[Logo] Terracotta Discussion Forums (LEGACY READ-ONLY ARCHIVE)
  [Search] Search   [Recent Topics] Recent Topics   [Members]  Member Listing   [Groups] Back to home page 
[Register] Register / 
[Login] Login 
[Expert]
Messages posted by: halbert  XML
Profile for halbert -> Messages posted by halbert [24] Go to Page: 1, 2 Next 
Author Message
I finally figured it out.

Do not use this JVM option to start Terracotta: -XX:+DisableExplicitGC

Using that JVM option prevented Terracota from garbage collecting the direct memory so it just grew without bounds !!!

Arrgggghhhh.

So much pain
Ok, the issue has not gone away.

One thing I do have as a JVM option is -XX:+DisableExplicitGC. I read somewhere that having that option may lead to NIO memory leaks so I removed the option and tried again.

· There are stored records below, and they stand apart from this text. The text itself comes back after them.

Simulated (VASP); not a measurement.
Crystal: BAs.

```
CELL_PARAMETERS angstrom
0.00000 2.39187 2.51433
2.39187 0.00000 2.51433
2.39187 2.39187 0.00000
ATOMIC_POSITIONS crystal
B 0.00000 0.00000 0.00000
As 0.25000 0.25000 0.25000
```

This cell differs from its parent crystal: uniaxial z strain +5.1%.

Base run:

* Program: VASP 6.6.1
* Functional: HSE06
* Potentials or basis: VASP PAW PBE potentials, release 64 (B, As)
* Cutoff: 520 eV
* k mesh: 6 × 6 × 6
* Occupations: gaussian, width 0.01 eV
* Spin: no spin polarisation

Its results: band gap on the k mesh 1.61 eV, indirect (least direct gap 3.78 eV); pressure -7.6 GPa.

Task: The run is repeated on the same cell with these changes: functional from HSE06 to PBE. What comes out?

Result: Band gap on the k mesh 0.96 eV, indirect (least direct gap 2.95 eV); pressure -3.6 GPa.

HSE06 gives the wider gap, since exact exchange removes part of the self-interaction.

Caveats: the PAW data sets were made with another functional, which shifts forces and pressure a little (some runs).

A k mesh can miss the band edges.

My observations were that it was still leaking into direct memory AND ignoring the -XX:MaxDirectMemorySize option !!!

With the DisableExplicitGC option, the MaxDirectMemorySize option was honored and the process would die once the direct memory maximum size was reached/exceeded.

Without the DisableExplicitGC option, direct memory continues to grow beyond the bounds specified by MaxDirectMemorySize and my belief is that it will continue to grow until all system memory has been exhausted leading to machine crash.

I would have expected MaxDirectMemorySize to be honored with or without DisableExplicitGC specified.

The behavior is quite odd and unexpected.

Does anyone have any explanation for this behavior?

Thank you.
Yes, that size warning you see is from some fairly large pieces of data that's being used.

We have these fairly large data files that are parsed then cached.

Not quite sure why there are so many of these warning.

But these shouldn't cause a Direct buffer leak.
Any progress on resolving this issue?
The machines have 40GB of memory.

The Direct Buffer OOM happened with this JVM option set: -XX:MaxDirectMemorySize=5g

Without that option set, Terracotta will eat up every last byte of availalbe system memory and crash the machine itself.

I've included 2 logs files, they are from the same log.

head.log is the top (2000 lines) of the log file
tail.log is the bottom (10,000 lines) of the log file

Hope you folks manage to get to the bottom of this.

Thanks.

The frequency of the Direct Memory (BigMemory) OOM crashes has decreased since upgrading to 3.7.7 but has not disappeared.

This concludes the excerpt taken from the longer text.